Also, it was important to identify a niche business that does not become too competitive me-too copy cat industries. Even today, we don’t have much competition in the UAE, there are others who make similar products, but they are not specialists in colour and additive, they are more into the commodity side of the business.
TIS: How was your company affected by the onset of the economic crisis?
AA: Before the recession we were focused so much on the growth of the company that we did not look inward to see where it is the real profitability, or where is the real value being generated. So towards the end of 2008, we were holding onto a very large high-priced inventory, and no longer was the market ready to absorb those prices and with the slow down they also didn’t want the products.
One of the advantages of being a SME is that we can sit at a table and make instantaneous decisions that can be implemented, especially during a crisis. We contacted our suppliers, most of them being large multinational companies, and told them that we had ordered this inventory with a projection of the last few years, we’ve been paying on time, and now we have this huge stock of material which cannot be converted into a finished product and sold, and would like to meet to work out a payment term.
We negotiated successfully with our suppliers who were pleased with our transparency and honesty and agreed to take back much of the over stocked and high priced raw materials allowing us to start fresh in 2009 and move forward in a new way during the crisis.
TIS: Did you make any other changes internally?
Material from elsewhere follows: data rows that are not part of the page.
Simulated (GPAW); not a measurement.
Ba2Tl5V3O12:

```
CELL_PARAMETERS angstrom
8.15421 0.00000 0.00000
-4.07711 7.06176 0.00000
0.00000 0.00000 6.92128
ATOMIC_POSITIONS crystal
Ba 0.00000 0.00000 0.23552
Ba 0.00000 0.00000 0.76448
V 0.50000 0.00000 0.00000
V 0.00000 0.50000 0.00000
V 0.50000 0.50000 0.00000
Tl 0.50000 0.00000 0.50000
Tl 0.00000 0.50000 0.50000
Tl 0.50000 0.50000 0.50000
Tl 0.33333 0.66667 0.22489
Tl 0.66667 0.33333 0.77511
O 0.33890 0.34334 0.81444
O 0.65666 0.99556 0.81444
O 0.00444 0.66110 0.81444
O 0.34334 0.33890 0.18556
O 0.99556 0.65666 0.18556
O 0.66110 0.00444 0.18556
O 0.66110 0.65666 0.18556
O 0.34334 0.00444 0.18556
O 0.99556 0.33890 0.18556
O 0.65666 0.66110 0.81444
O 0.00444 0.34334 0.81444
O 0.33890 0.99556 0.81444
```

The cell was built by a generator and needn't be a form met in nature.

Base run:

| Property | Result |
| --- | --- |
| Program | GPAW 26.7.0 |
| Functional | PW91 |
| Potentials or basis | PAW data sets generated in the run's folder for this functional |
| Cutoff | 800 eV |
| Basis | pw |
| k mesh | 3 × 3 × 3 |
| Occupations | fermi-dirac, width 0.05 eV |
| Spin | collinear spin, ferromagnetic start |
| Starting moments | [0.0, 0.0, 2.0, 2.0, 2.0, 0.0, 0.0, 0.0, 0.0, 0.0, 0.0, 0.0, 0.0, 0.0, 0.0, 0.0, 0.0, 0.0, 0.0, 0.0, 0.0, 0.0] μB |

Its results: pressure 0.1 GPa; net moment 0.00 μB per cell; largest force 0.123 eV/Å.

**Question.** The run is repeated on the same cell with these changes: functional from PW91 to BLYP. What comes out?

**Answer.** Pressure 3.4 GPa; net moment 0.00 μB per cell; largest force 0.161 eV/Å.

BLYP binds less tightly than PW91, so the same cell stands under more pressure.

AA: Therefore we started 2009 with a clean slate and one of the things we did in that process was start looking more carefully internally. We reworked our business model based on our product mix, concentrating on more of a value-add approach rather than a volume-based one. We were quickly able to generate the highest profits in 2009 as compared to all the other years from 2000 to 2008. We actually benefited from the crisis because instead of trying to grow the volume of sales, firefight the growing volume requirements of the customers, we focused more on value addition and the core competency of our company. Our business is now strong and till now we have been seeing better profits, than what we made during the ‘booming construction’ years of Dubai.
TIS: Being a family owned business, how do you ensure targets are met?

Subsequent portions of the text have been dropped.